Question

Two equal charges are suspended with non-conducting wires of equal length from the same point. Now, the whole system is taken inside a liquid (water). If the angle between the threads remains same, then calculate the relative permittivity of water. Relative density of both charged particles is $\sigma$.

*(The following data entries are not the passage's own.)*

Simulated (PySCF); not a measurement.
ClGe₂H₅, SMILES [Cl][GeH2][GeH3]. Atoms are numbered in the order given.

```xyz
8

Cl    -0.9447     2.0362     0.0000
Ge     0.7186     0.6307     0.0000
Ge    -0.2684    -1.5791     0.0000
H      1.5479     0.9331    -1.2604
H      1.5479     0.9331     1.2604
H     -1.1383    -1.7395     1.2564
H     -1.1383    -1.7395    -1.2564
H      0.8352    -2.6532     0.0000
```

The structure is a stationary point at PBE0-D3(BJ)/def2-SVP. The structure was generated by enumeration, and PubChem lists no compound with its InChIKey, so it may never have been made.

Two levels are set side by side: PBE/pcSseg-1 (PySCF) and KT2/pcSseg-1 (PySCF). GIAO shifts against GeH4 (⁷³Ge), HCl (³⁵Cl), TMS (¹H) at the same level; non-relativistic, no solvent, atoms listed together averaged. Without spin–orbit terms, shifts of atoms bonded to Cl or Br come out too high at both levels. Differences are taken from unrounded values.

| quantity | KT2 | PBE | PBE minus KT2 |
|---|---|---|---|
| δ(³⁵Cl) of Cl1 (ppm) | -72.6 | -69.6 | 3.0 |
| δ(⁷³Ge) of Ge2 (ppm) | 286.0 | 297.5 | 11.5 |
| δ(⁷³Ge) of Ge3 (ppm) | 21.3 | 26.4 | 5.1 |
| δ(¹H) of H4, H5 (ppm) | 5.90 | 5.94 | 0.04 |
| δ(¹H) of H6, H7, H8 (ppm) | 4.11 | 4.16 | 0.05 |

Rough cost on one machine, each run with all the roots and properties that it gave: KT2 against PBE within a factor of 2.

• A. $\frac{\sigma }{\sigma -1}$
• B. $\frac{\sigma }{1+\sigma }$
• C. $\frac{1-\sigma }{\sigma }$
• D. $\frac{1}{\sigma -1}$

Answer 1

The correct option is A $\frac{\sigma }{\sigma -1}$



From FBD of particle,
$T\cos \theta =mg\left(1\right)$
$T\sin \theta =F_e\left(2\right)$
Divide Eqn. $\left(2\right)÷\left(1\right)$
$\tan \theta =\frac{F_e}{mg}\left(3\right)$

In water,


$T\sin \theta =\frac{F_e}{{\in }_r}--\left(4\right)$
$T\cos \theta =mg-F_b--\left(5\right)$
$\Rightarrow \tan \theta =\frac{F_e}{{\in }_r(mg-F_b)}\left(6\right)$

From (3) and (6)
$\frac{F_e}{mg}=\frac{F_e}{{\in }_r[mg-F_b]}$
$\Rightarrow {\in }_r=\frac{v{\rho }_{p}g}{v{\rho }_{p}g-v{\rho }_{w}g}$
$\Rightarrow {\in }_r=\frac{{\rho }_p}{{\rho }_p-{\rho }_w}[\sigma =\frac{{\rho }_p}{{\rho }_w}]$
$\therefore {\in }_r=\frac{\sigma }{\sigma -1}$